[R-sig-ME] MCMCglmm: predicting zeros and the rcov structure

Mon Oct 17 02:06:01 CEST 2011

Hi all,

I'm a relatively new MCMCglmm user and I've come across two obstacles
that I hope you might be able to help with. I have read the MCMCglmm
Course Notes, the Tutorial, the Overview, and relevant archived
messages from message boards about these topics, but haven't found (or
understood) answers.

My first question is regarding the posterior predictive check
described on pg.103 of the most recent Course Notes. I have a dataset
in which my response variable is count data and I have an enormous
number of zeros (about 10,000 out of 11,000 datapoints are zeros). A
couple people have advised using a zero-inflated model to compensate
for this, but after reading some comments on this topic on message
boards, I don't think I need a ZIP because I suspect I don't have two
separate processes causing zeros—just a really overdispersed dataset.
I tried using the posterior predictive check from the Course Notes to
test this hunch, and the check actually predicted that I would have
MORE zeros than I have. The Course Notes don't mention this as a
possibility and I'm not sure how to interpret this result. In the
meantime, I have just used a regular poisson model and it has seemed
to fit very well (good mixing, in contrast to the terrible mixing I
got from trying a ZIP and a ZAP, both with 4 million iterations). I am
tempted to just stick with the poisson, but if anyone has advice to
the contrary, I'm all ears.

Here's the code I used for the posterior predictive check:

prior<-list(G=list(G1=list(V=0.002, nu=1),
G2=list(V=0.002, nu=1)),
R=list(V=diag(1), nu=0.002))

modelA.1<-MCMCglmm(NumAgg~FoodPresent + AdultFPresent + AlienPresent +
Status + Tenure + Targets + SessLgth, random=~Hyena + Session,
family="poisson", data=master, prior=prior, nitt=60000, thin=40,
burnin=20000, pl=TRUE, verbose=TRUE, saveX= TRUE, DIC=TRUE)
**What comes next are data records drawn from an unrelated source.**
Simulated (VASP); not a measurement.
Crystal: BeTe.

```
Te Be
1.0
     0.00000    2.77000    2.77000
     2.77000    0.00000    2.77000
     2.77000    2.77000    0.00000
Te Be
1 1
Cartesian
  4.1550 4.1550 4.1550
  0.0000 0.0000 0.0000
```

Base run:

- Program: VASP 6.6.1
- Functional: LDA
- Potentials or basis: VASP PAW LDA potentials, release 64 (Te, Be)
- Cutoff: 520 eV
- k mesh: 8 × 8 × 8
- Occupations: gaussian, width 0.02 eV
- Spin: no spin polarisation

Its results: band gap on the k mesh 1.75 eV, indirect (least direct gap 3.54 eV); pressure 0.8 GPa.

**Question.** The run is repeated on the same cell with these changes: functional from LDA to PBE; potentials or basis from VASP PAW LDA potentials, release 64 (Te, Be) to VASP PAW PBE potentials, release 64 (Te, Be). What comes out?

#number of zeros in first 1000 iterations:
nz<-1:1000
#observed zeros:
oz<-sum(master$NumAgg==0)
#make sample size an object:
samplesize<-length(master$NumAgg)
#distribution of projected number of zeros:
for (i in 1:1000) {
	pred.1<-rnorm(samplesize, (modelA.1$X %*% modelA.1$Sol[i, ])@x,
sqrt(modelA.1$VCV[i]))
	nz[i]<-sum(rpois(samplesize, exp(pred.1)) == 0)
	}
hist(nz, breaks=seq(11200,12000,50))
#add the vertical line indicating the observed number of zeros to compare:
abline(v=oz)

*******
My second question concerns a new model I'm trying to run with about
1700 datapoints, a binary response variable ("BinIntens"), and roughly
an equal number of each of the two response categories. Based on the
advice in the Tutorial, I'm using family="categorical," and I also see
that the recommended rcov structure is us(trait):units. However, when
I try each of the following two model codes, I get the same error (see
below). I have three random effects: "Session," "Agg," and "Recip."
All the covariates are categorical; I have tried only using one or two
of them and this hasn't helped at all.

#prior (I have also tried other priors, but that doesn't change the
error—I've included the others as a post script to this message):
IJ <- (0.5) * (diag(1) + matrix(1, 1, 1))
prior<-list(G=list(G1=list(V=1, nu=1),
G2=list(V=1, nu=1),
G3=list(V=1, nu=1)),
R=list(V=IJ, fix=1))

#here's the first code I tried:
modelB1<-MCMCglmm(BinIntens~trait*(PrevAggYN + FoodPresent +
AdultFPresent + AlienPresent + AggStatus), random=~us(trait):Session +
~us(trait):Agg + ~us(trait):Recip, rcov=~us(trait):units,
family="categorical", data=master, prior=prior, nitt=300000, thin=130,
burnin=100000, pl=TRUE, verbose=TRUE, DIC=TRUE)

#and got this:
Error in substr(fformula, 1, closeB - 1) : invalid substring argument(s)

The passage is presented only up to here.